In breaking news we learned that ‘Yahoo secretly scanned customer emails for U.S. intelligence’.
Frankly, that is not at all surprising to me. It is a testimony that end-to-end encryption is being deployed to such a level that the spy agencies need to go to the email providers in order to get what they need: the intermediaries or the end-stations. In fact, the Reuters article reporting on this says: “As tech companies become better at encrypting data, they are likely to face more such requests from spy agencies.”
Spyware and its risks
In complying with the intelligence service order the management seemed to have gone around Yahoo’s internal security staff and implemented a program that spied on its customers. There are legitimate questions around why Yahoo complied without questioning the order. It is clear that the rise of encryption has created important questions around responsibilities with respect to law enforcement and intelligence services. Since some may argue there is no societal consensus that this sort of spying is a good thing, those questions need to be answered in a public and transparent debate, not through applying pressure to companies behind closed doors.

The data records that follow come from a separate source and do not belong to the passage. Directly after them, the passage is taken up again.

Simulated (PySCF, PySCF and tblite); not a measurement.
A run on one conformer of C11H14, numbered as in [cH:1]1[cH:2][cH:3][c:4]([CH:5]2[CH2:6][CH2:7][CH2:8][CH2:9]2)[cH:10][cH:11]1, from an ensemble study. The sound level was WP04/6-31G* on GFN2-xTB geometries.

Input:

One of the apparent reasons why Chief Security Officer Stamos left Yahoo is that he could not assume responsibility for the security hole that was created and impacted the users: ‘Due to a programming flaw […] hackers could have accessed the stored emails.’ The lesson to take out of this is that creating secretive backdoors is a recipe for disasters.
I have argued before that technology companies are in the best position to make their security assessments. And introducing this sort of complex programs into one’s infrastructure does not necessarily improve one’s security. While the timing of Yahoo’s ‘state sponsored’ security breach in 2014 is too early to be causally connected with the installation of the spy-programs in 2015, it is obvious that this sort of interception can have data theft as unwanted side effect.
On Email Encryption
Today, email transport encryption is on the rise due to the availability of IETF technologies like DANE combined with the fact that various entities, including governments, are pushing for the rollout of email transport encryption. However, the encryption of email messages themselves – the content – has not seen significant progress.
The analogy of the current state of e-mail encryption is that with e-mail we are shipping postcards. While they are in the postal bags being shipped from hub-to-hub, nobody can see what is written on them. But, in the sorting centers and after they’ve dropped on your doormat, everybody can read them. Now, with email being more and more consolidated to big email providers, that doormat is in fact on the webmail-frontend of the Yahoo’s, Google’s, and Microsoft’s of this world. As an aside, the Internet and its services have been designed to be highly distributed. This consolidation, creating obvious control points, is not an inherent part of the Internet’s design and even though the economics are not favorable, I continue to hope that that trend will be reversed sometime.
Back to e-mail confidentiality. It would be better if e-mail encryption would work truly end-to-end, as if we put our postcards in envelopes so that only the recipient can read our correspondence. That is possible. Technologies like S/MIME and PGP are readily available, and have been for decades, but are notoriously hard to use. The fact that many readers may have no idea what those two technology acronyms mean is testimony to the point. The type of usable end-to-end encryption that we see with messaging services is simply not available.
I am a strong proponent of seeing that sort of usable security making it to email and voice communication.
While we do not close our eyes to the impact of the rise of encryption on other societal needs, we at the Internet Society believe that encryption should be the norm for Internet traffic. We actively support projects and technologies that will bring about pervasive encryption as an answer to this kind of pervasive surveillance.
Getting usable email encryption solutions on the users end-devices, so that we can treat your phones, tablets, and computers as metaphorical doormats, is a topic that needs attention from the developers among you. In the meantime, you can only hope that your email provider challenges surveillance orders and enables encryption of the channels between the mail-exchanges (the sorting centers). You can check that yourself through the Internet.nl initiative. If entering your email address shows that a secure connection is not possible, give your provider a call. They are not up to par.
The bottom line is that this latest news about Yahoo should be a rallying cry for end users, developers and, yes, email providers, that usable end-to-end encryption should be available to all. And, as this news demonstrates, time is of the essence.